The Department of Labor's fiduciary rule may cause over half of the retirement financial advisers to give up on their lower- and middle-income clients, according to a survey by the National Association of Insurance and Financial Advisors.
In a survey of 1,167 of NAIFA's approximately 40,000 members, two-thirds said they will lose some or all of their lower- and middle-income clients, while 17% of the advisers are unsure how the rule will affect their ability to serve these clients.
“The DOL rule has a strong potential to be a very bad deal for consumers who are not wealthy, but who are trying to do the right thing for their families by preparing for the future,” said NAIFA President Paul Dougherty in a statement.
The rising cost of doing business is the reason why advisers expect to lose many of their clients.
“Small advisers cannot afford one lawsuit, and the law is so vague," said Robert Schmansky, founder of Clear Financial Advisors. "It seems we need to save and document an immense amount of information… As these issues are resolved in court, compliance and insurance costs will surely rise.
Mr. Schmansky said that it's simple economics: if the cost to provide advice goes up, there will be less providers who are able to stay in business. In the NAIFA survey, 16% of the advisers said they will no longer provide any retirement products or services to clients.
“I see mergers, more advisers offering financial planning only, and some who decide investment services are no longer worth the risk,” said Mr. Schmansky on the effects of the DOL rule on the lower- to middle-income clients.
Mr. Dougherty's view is more grim.
“NAIFA members are dedicated to serving lower and middle-income clients,” Mr. Dougherty said in a statement. “But much of this is out of the advisers' hands.”

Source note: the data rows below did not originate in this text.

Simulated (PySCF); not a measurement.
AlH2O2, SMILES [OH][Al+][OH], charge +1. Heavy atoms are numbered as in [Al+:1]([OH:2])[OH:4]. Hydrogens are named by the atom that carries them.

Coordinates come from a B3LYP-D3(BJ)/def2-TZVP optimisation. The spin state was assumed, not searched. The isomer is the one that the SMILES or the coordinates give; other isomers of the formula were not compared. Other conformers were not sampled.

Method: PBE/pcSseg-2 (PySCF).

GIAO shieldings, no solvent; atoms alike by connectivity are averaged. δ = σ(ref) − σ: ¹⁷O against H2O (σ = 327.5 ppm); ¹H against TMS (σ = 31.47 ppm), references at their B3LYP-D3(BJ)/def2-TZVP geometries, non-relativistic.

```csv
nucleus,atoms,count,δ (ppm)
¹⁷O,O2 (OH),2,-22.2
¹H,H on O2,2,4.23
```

The NAIFA survey results somewhat match a similar survey by Fidelity earlier this week.
But Fidelity noted that half of their survey respondents haven't taken any steps to prepare for the DOL rule. Tom Corra, chief operating officer of Fidelity Investments' clearing and custody solutions unit, said many of his clients are actually considering lower cost automated investment management as a way to manage smaller clients.